Ali Karim was a Board Member of Bouchercon [The World Crime & Mystery Convention] and co-chaired programming for Bouchercon Raleigh, North Carolina in 2015. He is Assistant Editor of Shots eZine, British correspondent for The Rap Sheet and writes and reviews for many US magazines & Ezines.
Sometimes black humour is the only way to cope with the horrors of a possible nuclear war. Ace Atkins delivers laughs aplenty that overlay a terrifying cold war thriller. Readers who grew up in the 1980s will smirk at many of the popular culture references that Atkins peppers in this page-turner.
The novel elegantly traverses the American cities of Atlanta and Washington. The year is 1985 where the Cold-War will reach its icy conclusion in Geneva. America and Russia’s Nuclear Arms Race pivots on a meeting between Ronald Reagan and Mikhail Gorbachev. The veracity of the so-called American ‘Star Wars’ program [S.D.I.] will be determined at that meeting. The conclusion will be an escalation or a de-escalation of the nuclear stockpile as each side will decide if ‘Mutually Assured Destruction’ is likely or does America’s Strategic Defence Initiative give Washington the upper-hand?
A deadly game of cat-and-mouse is in play as the Geneva Meeting looms heavily on both the Russian and American secret services.
Atkins peppers his hefty thriller with an oddball assortment of players.

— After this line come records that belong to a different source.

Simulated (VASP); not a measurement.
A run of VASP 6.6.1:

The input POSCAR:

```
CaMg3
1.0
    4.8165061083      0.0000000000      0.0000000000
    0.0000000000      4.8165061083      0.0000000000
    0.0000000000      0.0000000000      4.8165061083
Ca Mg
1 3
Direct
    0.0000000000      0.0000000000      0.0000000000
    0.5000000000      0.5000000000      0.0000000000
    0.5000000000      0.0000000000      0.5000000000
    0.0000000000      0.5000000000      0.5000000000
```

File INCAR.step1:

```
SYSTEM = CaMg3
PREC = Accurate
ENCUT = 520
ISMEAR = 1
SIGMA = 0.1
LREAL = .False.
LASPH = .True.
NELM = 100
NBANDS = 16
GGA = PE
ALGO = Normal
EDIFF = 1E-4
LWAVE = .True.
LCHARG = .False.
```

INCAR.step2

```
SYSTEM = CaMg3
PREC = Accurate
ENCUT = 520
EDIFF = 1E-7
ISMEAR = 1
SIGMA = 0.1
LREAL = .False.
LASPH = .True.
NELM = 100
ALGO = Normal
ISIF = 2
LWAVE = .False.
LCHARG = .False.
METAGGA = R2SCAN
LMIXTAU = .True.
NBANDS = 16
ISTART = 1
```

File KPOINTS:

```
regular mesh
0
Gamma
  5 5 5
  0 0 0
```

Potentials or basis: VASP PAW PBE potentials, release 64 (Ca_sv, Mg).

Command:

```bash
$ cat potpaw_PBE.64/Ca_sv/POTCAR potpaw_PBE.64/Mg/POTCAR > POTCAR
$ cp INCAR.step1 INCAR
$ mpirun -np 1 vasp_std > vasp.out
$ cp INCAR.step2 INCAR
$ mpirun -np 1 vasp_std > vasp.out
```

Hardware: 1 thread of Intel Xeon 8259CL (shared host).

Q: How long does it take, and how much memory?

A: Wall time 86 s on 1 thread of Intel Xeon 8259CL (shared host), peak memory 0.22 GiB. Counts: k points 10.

Centre-stage is 12-year-old Peter Bennett the sole child of Connie Bennett a secretary at Cable TV manufacturer Scientific Atlanta. When Jennifer Buckner a fellow worker is discovered murdered, questions are raised as Scientific Atlanta may also be covertly working with the American Government, deploying the Cable TV work as a ruse. Local Federal Investigators Sylvia Weaver and her partner Irv Ravetch are assigned to investigate the goings-on at Scientific Atlanta.
Atkins’ narrative weaves a ‘coming-of-age’ strand, with Peter Bennett thinking that his mother Connie’s boyfriend [the amusingly named body-builder Gary Powers] is a Russian sleeper-agent.
Other strands include Vitaly Yurchenko [the love-sick Deputy Director of the KGB], who defects in Rome and who is escorted to a Washington safe-house by a cabal of preppy CIA Agents.
Then there’s Dan Rafferty [aka Winfield Legate], an FBI official, though married to Delores [who he shares five children] is actually in love with pole-dancer Trinity Velvet [aka Wanda Tarpley].
Peter Bennett’s suspicions lead the twelve-year-old to former journalist turned pulp writer Dennis X. Hotchner [aka ‘Hotch’] and his muscle-bound side-kick, the cross-dressing drag queen Jackie Demure [aka Jackie Johnson]. Like the plot from one of Hotch’s ‘Bud and Brutus’ detective noirs, Atkins’ novel ducks and weaves as the narrative strands converge. Soviet agents Dimitri Kostov and Anatoly Zub are despatched, but all the while [in the shadows] lies Lisica ‘the White Fox’.
The complexity and darkness of the narrative are balanced by equal doses of gentle humour and farce that striate the novel, making it very moving and at times tragically sad. But it is thought-provoking at all times.
Not unlike the recent Travis Kennedy comedic thriller [The Whyte Python World Tour], Atkin’s latest is equally life affirming.
A wonderful book filled with weird insights into the machinations of an absurd reality that masks the dangers of existence.